There has been no shortage of books, movies and documentaries that have raked over the spectacular collapse of Lehman Brothers, that premonitory spasm of the worst financial crash in history. This enthralling play, by the Italian author Stefano Massini, takes the long view.
Distilled by Ben Power from the bulkier version already seen in Europe and directed with a brilliant minimalism by Sam Mendes, it’s an epic that aims to chart the entire hubristic history of American capitalism through the rise and fall of this particular family business.
Simon Russell Beale, Ben Miles and Adam Godley play the founding fraternity – Bavarian Jews who arrive in “the magical musical box called America” in the mid-1840s and set up a modest one-room shop in Montgomery, Alabama, where they sell cloth by the inch to poor folk. Before long, this dedicated trio in their black frock coats are loaning money to the plantations in return for payment in raw cotton which they sell on, at a profit, to New York. They effectively invent the role of “middle man”, a term that Mayer (Godley) proudly relays to the father of his future wife. They invest in coffee and railways and thrive to the point where their core commodity is money itself.
Mendes’s stroke of genius is to present the piece as a three-hander and to set the entire proceedings amid the bagged-up debris of the ruined modern bank (a rotating see-through cube in Es Devlin’s superb design, with a cyclorama behind it for black-and-white video projections of the Atlantic Ocean, cotton fields, skyscrapers and stockmarket frenzy).

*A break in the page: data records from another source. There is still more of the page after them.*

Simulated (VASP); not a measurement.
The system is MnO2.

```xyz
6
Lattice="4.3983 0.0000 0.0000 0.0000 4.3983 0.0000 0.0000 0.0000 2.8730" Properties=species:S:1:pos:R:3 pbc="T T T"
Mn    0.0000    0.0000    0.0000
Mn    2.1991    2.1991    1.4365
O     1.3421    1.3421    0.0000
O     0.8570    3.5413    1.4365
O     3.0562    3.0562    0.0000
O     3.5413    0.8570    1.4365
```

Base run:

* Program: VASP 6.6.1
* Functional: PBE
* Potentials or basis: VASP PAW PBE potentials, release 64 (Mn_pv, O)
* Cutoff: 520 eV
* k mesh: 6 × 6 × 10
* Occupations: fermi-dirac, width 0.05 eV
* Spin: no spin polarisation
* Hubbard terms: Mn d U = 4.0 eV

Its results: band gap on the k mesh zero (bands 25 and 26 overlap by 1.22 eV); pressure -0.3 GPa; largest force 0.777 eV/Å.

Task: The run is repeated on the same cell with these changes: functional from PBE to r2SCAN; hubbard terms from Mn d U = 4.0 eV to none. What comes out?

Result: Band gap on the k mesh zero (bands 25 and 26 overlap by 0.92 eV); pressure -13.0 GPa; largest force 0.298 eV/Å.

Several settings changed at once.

The piece begins briefly on the fatal day of 15 September 2008 then immediately loops back to 1844 and the arrival on American shores of Henry Lehman (Beale). He is wearing his best shoes that he has been keeping pristine for this event and, at the same time, looks as if he is stepping into the ultimate wreckage of his dreams.
The minimalism is strict and eloquent. The performers evoke everything in this 164-year saga with what is left behind in the office. The cardboard storage boxes, which are a popular synecdoche for this collapse, become podiums, towers of Babel, the columns of the New York Stock Exchange; the upwardly mobile brothers emend their signage by scrawling in marker pen on the transparent wall.
All three performers are magnificent. They narrate their stories and, often very drolly, play the rest of the characters in it, including wives and children. Godley is wonderful – whether semaphoring the dismissiveness-cum-curiosity of a hard-to-get female catch, or dancing himself to death as the chillingly self-brainwashed Bobbie while the stockmarket goes haywire around him.
And Simon Russell Beale is particularly compelling in his portrait of the disturbingly single-minded (and latterly demon-haunted) Philip Lehman in the second generation (“Pure money! Pure adrenaline!”), but can metamorphose, with the tiniest shifts of gesture, into a demure 19th-century Alabama girl, a doddery old rabbi, or a society spouse turned spiteful lush through neglect.
There are no changes of costume. So as the company moves adrift from its origins, it’s as though the frock-coated founders are still there as a spectral measure of how far the family business has evolved into a monster that they could not have envisaged.
The tactic points up the continuities too. There’s a splendid incantatory rhythm to Power’s script that has the repetitions you find in folk tale (“In that moment, a light breeze caressed Philip’s ear...” ) and the pulse of Jewish ritual. But as faith in the magic of capitalism increases and they no longer trade in material objects but only in the words “fabric” or “coal” (“Money is a ghost. Money is numbers. Money is air”), so the Lehman family becomes damagingly cut off from its Jewish roots.
They sit shiva for seven days in mourning of the death of Henry in 1855; for Philip in 1947 it’s three minutes – “How can we close for a period of mourning?”, and no time at all when Bobbie (Godley) dies without heirs in 1969.
Some may regret that The Lehman Trilogy doesn’t give you the lowdown on, say, the subprime mortgage industry or debt-swallowing shadow companies, as David Hare’s The Power of Yes and Lucy Prebble’s Enron managed to do in very different ways. But by setting the collapse of this bank in the context of one of America’s founding myths, it invites you to ponder whether it was part and parcel of the dream that it would become tainted with hubris.
The final strait seems a bit rushed and it’s odd how the slave question is dealt in the sections covering the Civil War. But, in general, this is a powerful, thought-provoking play and Mendes has directed it with extraordinary elegance and penetration.